PGelss / scikit_tt

Tensor Train Toolbox
GNU Lesser General Public License v3.0
104 stars 25 forks source link

Documentation For Data Format #25

Open zacharycbrown opened 2 years ago

zacharycbrown commented 2 years ago

Dear Dr. Patrick Gelß,

Thank you for making this repository available!

How might one apply the tgEDMD algorithm to datasets with multiple simulations?

More specifically, I have a dataset comprised of S simulations of multi-dimensional time series (each with shape [d,m], if I understand this repository's naming convention correctly); that is, my dataset is of shape (S, d, m). Based on what I've been able to find in this repository, the amuset_hosvd method requires the input data to be of shape (d,m); does this mean I need to either flatten my dataset to wrap the S dimension into one of the others or instead run the amuset_hosvd method once for each simulation?

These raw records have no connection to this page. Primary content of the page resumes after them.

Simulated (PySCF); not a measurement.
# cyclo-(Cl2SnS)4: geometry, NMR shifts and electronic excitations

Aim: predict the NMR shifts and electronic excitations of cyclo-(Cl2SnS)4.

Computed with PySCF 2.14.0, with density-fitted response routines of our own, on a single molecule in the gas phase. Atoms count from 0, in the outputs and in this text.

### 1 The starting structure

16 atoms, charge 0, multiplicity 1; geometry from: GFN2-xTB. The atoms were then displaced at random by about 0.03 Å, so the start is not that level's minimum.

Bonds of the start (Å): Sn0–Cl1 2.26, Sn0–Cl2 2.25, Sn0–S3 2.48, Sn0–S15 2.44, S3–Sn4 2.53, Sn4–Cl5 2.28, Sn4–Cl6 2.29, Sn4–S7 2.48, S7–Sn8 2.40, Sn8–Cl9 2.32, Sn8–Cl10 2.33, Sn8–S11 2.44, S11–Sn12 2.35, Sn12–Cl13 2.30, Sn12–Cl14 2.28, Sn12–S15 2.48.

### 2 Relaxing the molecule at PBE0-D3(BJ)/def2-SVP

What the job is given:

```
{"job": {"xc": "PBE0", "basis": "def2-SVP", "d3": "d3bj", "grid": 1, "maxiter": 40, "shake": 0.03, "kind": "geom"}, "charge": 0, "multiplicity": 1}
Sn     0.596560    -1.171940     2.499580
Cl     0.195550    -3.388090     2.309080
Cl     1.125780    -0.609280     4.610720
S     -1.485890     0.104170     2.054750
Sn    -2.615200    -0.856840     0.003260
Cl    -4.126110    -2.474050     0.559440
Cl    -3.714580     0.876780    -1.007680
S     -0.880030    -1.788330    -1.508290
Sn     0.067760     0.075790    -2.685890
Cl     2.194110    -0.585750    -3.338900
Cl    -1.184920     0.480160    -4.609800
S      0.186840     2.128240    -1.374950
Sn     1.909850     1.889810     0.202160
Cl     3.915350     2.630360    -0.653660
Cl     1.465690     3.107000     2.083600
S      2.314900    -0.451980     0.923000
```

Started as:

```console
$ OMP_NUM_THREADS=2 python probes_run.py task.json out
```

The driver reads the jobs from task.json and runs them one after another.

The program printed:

I am hoping to use the tgEDMD algorithm to simultaneously model the information gleaned across all simulations if at all possible, so any guidance towards that end would be greatly appreciated!

Thank you!

zacharycbrown commented 2 years ago
PGelss commented 2 years ago

Dear Zachary,

Thanks for your interest in the Scikit-TT toolbox.

You are absolutely correct. If you want to apply tgEDMD to all snapshots at once, you first have to reshape your data tensor. Suppose X is your dataset of shape (S,d,m), where S is the number of simulations, d the dimension of the state space, and m the number of snapshots per simulation, then you can use X.transpose([1, 0, 2]).reshape([d, S*m]) as input for amuset_hosvd.

The dataset for ala10 consists of 6 independent simulations which can be simply concatenated as we do not consider any correlations between different time steps when applying tgEDMD.

I hope I could help you. Let me know, if you have further questions.

Best, Patrick